I am a beginner to Haskell. I know that the function fmap takes two arguments ((a->b) -> f a ->) and returns a functor (f b), but I cannot understand the following lambda expression
*Main> :t \g x -> fmap ($) g x
\g x -> fmap ($) g x :: (t -> a -> b) -> t -> a -> b
where is the functor?
Btw, I have tried several similar expression with different brackets, which give different results:
*Main> :t \g x -> fmap ($) (g x)
\g x -> fmap ($) (g x) :: Functor f => (t -> f (a -> b)) -> t -> f (a -> b)

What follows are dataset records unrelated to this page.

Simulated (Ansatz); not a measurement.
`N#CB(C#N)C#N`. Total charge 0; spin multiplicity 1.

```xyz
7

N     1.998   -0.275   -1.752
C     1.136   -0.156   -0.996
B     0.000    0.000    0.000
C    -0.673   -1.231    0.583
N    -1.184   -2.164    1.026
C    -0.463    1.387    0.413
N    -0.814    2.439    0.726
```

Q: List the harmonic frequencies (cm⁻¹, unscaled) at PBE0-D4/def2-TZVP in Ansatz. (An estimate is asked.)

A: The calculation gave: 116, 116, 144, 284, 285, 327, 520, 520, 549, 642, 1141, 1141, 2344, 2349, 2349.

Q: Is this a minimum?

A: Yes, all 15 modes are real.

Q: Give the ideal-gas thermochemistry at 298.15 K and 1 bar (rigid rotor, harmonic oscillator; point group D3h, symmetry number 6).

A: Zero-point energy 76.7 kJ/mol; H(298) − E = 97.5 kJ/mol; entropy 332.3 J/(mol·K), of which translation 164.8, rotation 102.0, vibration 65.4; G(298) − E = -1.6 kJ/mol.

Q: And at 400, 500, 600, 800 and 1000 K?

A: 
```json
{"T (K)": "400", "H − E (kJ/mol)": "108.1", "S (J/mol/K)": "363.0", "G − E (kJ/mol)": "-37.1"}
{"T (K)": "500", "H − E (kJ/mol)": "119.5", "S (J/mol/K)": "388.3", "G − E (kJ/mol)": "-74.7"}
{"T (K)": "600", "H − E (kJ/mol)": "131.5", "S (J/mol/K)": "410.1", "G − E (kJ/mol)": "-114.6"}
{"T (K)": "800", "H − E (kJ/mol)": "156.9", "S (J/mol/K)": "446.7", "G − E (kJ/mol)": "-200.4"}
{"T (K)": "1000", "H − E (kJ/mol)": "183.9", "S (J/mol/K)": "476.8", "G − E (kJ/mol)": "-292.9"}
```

*Main> :t \g x -> fmap $ g x
\g x -> fmap $ g x :: Functor f => (t -> a -> b) -> t -> f a -> f b
I don't understand this.
From
\g x -> fmap ($) g x :: (t -> a -> b) -> t -> a -> b
we have
g :: t -> a -> b
x :: t
fmap ($) g :: t -> a -> b
fmap ($) g x :: a -> b
To find the functor, it suffices to write the type of g as the type-level application F X for some F and X.
We have
t -> a -> b = (->) t (a -> b)
hence, F = (->) t and X = (a -> b).
Therefore, the fmap call works in the (->) t functor. We need to think to t -> a -> b as a value of type a -> b "wrapped" under the functor (->) t.
Now, we have
($) :: (a->b) -> a -> b
-- which means
($) :: (a->b) -> (a -> b)
g :: F (a->b)
fmap ($) :: F (a->b) -> F (a->b)
fmap ($) g :: F (a->b)
-- i.e.
fmap ($) g :: t -> (a->b)